TEXT2PCAP(1)   TEXT2PCAP(1)

text2pcap - Generate a capture file from an ASCII hexdump of packets

text2pcap-a ] [ -b 2|8|16|64 ] [ -D ] [ -e <ethertype> ] [ -E <encapsulation type> ] [ -F <file format> ] [ -i <proto> ] [ -l <typenum> ] [ -N <intf-name> ] [ -m <max-packet> ] [ -o hex|oct|dec|none ] [ -q ] [ -r <regex> ] [ -s <srcport>,<destport>,<tag> ] [ -S <srcport>,<destport>,<ppi> ] [ -t <timefmt> ] [ -T <srcport>,<destport> ] [ -u <srcport>,<destport> ] [ -4 <srcip>,<destip> ] [ -6 <srcip>,<destip> ] <infile>|- <outfile>|-

text2pcap -h|--help

text2pcap -v|--version

Text2pcap is a program that reads in an ASCII hex dump and writes the data described into a capture file. text2pcap can read hexdumps with multiple packets in them, and build a capture file of multiple packets. Text2pcap is also capable of generating dummy Ethernet, IP, and UDP, TCP or SCTP headers, in order to build fully processable packet dumps from hexdumps of application-level data only.

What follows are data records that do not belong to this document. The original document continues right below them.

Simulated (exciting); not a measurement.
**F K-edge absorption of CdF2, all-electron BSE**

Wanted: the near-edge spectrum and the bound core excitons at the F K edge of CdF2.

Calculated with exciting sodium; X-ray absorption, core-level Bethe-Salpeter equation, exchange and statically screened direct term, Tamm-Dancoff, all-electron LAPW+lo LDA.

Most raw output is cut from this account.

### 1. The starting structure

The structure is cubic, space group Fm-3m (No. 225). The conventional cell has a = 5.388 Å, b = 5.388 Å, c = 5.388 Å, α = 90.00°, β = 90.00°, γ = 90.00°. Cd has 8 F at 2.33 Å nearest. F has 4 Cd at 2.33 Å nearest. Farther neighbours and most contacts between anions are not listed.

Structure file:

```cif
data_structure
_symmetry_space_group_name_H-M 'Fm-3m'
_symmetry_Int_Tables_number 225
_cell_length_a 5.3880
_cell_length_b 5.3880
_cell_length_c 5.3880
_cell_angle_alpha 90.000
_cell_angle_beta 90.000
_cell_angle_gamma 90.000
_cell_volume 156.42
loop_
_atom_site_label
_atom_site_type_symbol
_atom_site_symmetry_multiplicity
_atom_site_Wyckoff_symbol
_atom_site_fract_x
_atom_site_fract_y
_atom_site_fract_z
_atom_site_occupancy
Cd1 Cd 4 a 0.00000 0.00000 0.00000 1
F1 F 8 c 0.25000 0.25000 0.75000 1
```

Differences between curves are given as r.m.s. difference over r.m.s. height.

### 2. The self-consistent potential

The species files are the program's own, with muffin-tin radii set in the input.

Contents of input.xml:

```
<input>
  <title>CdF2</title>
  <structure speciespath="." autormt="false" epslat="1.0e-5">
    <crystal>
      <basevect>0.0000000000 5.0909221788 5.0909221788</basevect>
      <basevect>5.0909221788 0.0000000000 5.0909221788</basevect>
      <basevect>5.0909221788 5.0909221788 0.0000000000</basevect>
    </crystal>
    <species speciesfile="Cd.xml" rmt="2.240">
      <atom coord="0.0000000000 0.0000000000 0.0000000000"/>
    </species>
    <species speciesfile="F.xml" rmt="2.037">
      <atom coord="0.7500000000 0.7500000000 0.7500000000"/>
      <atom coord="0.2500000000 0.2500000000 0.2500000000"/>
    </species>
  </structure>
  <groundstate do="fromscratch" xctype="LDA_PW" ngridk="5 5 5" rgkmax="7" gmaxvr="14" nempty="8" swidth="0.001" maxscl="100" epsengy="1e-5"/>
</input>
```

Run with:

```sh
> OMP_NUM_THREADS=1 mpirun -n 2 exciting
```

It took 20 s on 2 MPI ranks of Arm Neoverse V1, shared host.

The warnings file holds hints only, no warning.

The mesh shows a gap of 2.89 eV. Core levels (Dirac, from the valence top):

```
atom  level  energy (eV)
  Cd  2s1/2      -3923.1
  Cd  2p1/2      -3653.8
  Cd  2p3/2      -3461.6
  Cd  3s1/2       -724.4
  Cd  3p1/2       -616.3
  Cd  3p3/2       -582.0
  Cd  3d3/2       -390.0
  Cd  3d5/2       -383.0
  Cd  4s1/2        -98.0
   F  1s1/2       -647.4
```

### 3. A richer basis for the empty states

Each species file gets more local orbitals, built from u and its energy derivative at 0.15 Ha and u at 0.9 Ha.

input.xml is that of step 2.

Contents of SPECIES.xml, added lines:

Text2pcap can write the file in several output formats. The -F flag can be used to specify the format in which to write the capture file, text2pcap -F provides a list of the available output formats. By default, it writes the packets to outfile in the pcapng file format. Text2cap also supports compression formats, which can be specified with the --compress options. If that option is not given, the the desired compression method, if any, is deduced from the extension of outfile; e.g. if it has the extension '.gz', then the output file is compressed to a gzip archive.

Text2pcap understands a hexdump of the form generated by od -Ax -tx1 -v. In other words, each byte is individually displayed, with spaces separating the bytes from each other. Hex digits can be upper or lowercase.

In normal operation, each line must begin with an offset describing the position in the packet, followed a colon, space, or tab separating it from the bytes. There is no limit on the width or number of bytes per line, but lines with only hex bytes without a leading offset are ignored (in other words, line breaks should not be inserted in long lines that wrap.) Offsets are more than two digits; they are in hex by default, but can also be in octal or decimal - see -o. Each packet must begin with offset zero, and an offset zero indicates the beginning of a new packet. Offset values must be correct; an unexpected value causes the current packet to be aborted and the next packet start awaited. There is also a single packet mode with no offsets; see -o.

Packets may be preceded by a direction indicator ('I' or 'O') and/or a timestamp if indicated by the command line (see -D and -t). If both are present, the direction indicator precedes the timestamp. The format of the timestamps is specified as a mandatory parameter to -t. If no timestamp is parsed, in the case of the first packet the current system time is used, while subsequent packets are written with timestamps one microsecond later than that of the previous packet.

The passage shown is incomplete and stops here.